I’ve been making hats big, small, different colors and patterns. They’re crocheted around and constructed from the inside out so that I’m making a bowl that just keeps getting bigger. They’re awful but I can’t stop making them. It’s something about the process, the circle round or the fact that it’s a bowl I’m not sure but I keep showing up at family member’s homes announcing that I’ve arrived with another bag full of ill-fitting hats. Maybe it is a way for me to start a new year, a new ring around my life.
Crunchy steps under spiked boots on mud and ice. Slow drops on branch tips unable to decide if they were liquid or solid. Rain and 37 degrees making wet clothes from the rain and from the sweat. Raw wind as welcome relief from my body overheating, yet the air was fresh. The forest’s exhale was a gift. Despite the unpleasant conditions, the externals, the air brought me to the moment. The perfect moment when my sweaty body was refreshed. The misty raw air, hitting my face was wet and wild and alive, and I was free from that which was unpleasant.

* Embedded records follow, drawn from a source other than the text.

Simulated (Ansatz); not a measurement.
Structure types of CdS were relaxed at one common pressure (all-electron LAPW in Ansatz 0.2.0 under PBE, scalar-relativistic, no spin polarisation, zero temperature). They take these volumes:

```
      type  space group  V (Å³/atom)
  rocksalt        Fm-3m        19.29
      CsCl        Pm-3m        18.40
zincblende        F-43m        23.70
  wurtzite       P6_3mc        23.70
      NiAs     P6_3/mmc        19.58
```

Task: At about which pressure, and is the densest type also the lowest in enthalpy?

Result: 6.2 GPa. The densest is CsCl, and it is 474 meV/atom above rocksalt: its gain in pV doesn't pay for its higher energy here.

May this year bring you the freedom to be wet and wild and alive and not be pulled out of that beautiful moment by externals.
My breath labored. Yesterdays footprints taken by the wind. Sun heightening snows colors as crystals of blue, and purple, and an occasional red.
It was just an ordinary day but it wasn’t because I was not in the office. Instead, I was hiking, as I wish I could always be. There before me was the most wonderful moment, quiet except for my breath and the wind clanking frozen tree branches like windchimes. In that moment I closed my eyes and became one with the land, happily, no presents, no pressure to get it right or be right, the best holiday ever.
When the warm winds blow melting ice and snow, removing winter for just a day, all that remains is the reflection of deep blue sky and leaves brown limp and soggy.
Even though it is painful beyond belief, the clarity you receive from a tough conversation is worth it because you have the opportunity to heal and move on.
“The lotus is the seat of great sages and saints, buddhas and bodhisatvas, all those who have refined their consciousness to a state where they can root themselves in life’s muddy soil and use its fertility as compost to blossom the soul.”- Sally Kempton
In this light the divine calls to me in textured bark vibrant brown and gold, blue sky and crunchy steps, filling my heart with joy and gratitude then having only one desire- the wish that I had man parts when nature called.
Pine scented, ice pelting air devoid of any warmth yet quiet and centering. Branches heavy with soft snow yet alive, warm with insulation.
When we look to nature to bring about our own understanding of self and how we fit into the whole, a new world emerges showing us extremes that coexist. It is in these extremes that we realize that we are able to exist and thrive, comfort and strengthen each other as one.
Maybe we could try embracing diversity? It seems to work pretty well in nature.
First winter hike. Cold. Numb. Windy. Runny nose. Happy.
They stand like whiskers, unruly and thick, without uniformity. Their green foliage, then vibrant now past, lay as brown and tan, light and dry soon be next year’s soil. Not a hint of the past, of what it was in color but instead a different form and a different role.
Looking at the bigger picture, we can see the seasons as a chance to step back and be small, and allow the wonder of nature carry us into another opportunity; maybe one we did not expect or one that allows our past, our knowledge, our vibrant life that once was, to be transformed into something new and useful to the whole.
Bed of frozen leaves insulating the trail, making cautious footing. Sunlight warm enough to awaken warrior insects whose tribes still slumber.
Forest bed warm and wet, moss still inviting.
Summit snow and wind blowing dagger ice chunks from trees.
Peanut butter and jelly sandwich on cold rocks in the warm sun.
The tween season can be challenging, but like everything else in life you have a good chance of succeeding if you prepare yourself, think about layers, and appreciate what you have.